EETimes profiles a recent Intel research prototype that incorporated 80 cores onto a single CPU. As a research prototype, the CPU itself was designed primarily for experimental purposes, but Intel believes it will be able to build an 80-core Processor in the next five to eight years. This would represent a large jump over existing processors which now cap out at 4 cores per processor.
Despite the large number of cores, Intel reports that the 80-core chip required only 100 watts of energy, compared to 105-130 watts for current quad-core processors. Each of the 80 cores in the experimental processor, however, is much simpler than existing cores in today's processors, so tasks are broken down into smaller units for each core to handle.
Each of the 80-cores can also be recruited on demand, with active cores being shifted if one core gets too hot. This concept of "core hopping" would decrease the amount of heat generated by the processor as a whole."Think more-complex four cores compared to simpler 80 cores. Each of those four cores can do more individually than one of the 80," he explains. But with an 8-core chip "you will get a lot more performance and lower power because you have a lot of them running at lower speed."
Other questions addressed in this 80-core experiment was dealing with networking and communications between the 80 cores.
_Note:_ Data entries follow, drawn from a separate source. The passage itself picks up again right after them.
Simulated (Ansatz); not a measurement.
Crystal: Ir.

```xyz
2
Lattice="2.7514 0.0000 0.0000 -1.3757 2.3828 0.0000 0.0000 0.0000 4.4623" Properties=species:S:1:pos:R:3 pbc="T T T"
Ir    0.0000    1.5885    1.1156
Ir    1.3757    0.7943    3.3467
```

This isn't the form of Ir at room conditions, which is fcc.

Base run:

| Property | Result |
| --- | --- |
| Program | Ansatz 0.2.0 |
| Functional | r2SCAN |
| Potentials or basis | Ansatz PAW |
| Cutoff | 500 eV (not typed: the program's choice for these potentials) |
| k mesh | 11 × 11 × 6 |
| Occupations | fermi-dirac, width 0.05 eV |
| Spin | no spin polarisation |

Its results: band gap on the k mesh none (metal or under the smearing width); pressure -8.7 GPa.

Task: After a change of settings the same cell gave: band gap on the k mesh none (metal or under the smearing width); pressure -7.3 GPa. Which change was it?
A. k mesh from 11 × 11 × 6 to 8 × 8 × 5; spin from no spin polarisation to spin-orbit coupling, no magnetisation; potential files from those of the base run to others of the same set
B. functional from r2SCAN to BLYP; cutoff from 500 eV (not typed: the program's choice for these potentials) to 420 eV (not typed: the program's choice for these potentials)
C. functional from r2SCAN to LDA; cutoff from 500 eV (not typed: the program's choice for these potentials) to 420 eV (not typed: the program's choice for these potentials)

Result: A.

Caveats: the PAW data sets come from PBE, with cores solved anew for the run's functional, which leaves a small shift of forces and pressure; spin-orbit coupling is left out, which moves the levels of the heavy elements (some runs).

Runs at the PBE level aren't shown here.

While 80-core chips may be five to eight years away, Intel's technology strategist Manny Vara suggests that some sort of hybrid processors with a combination of complex cores and simple cores could be possible in the interim."What we're doing is designing a network inside the chip. Today, you hear about high-performance computing and they have these big, fat super-powerful servers and they're all networked together. We're trying to basically do that, but on a chip. How do you bring a real network inside a chip so all the cores can talk to each other?"
Apple moved from PowerPC to Intel processors in June 2005, citing increased performance and reduced power consumption as the primary driving forces behind the decision.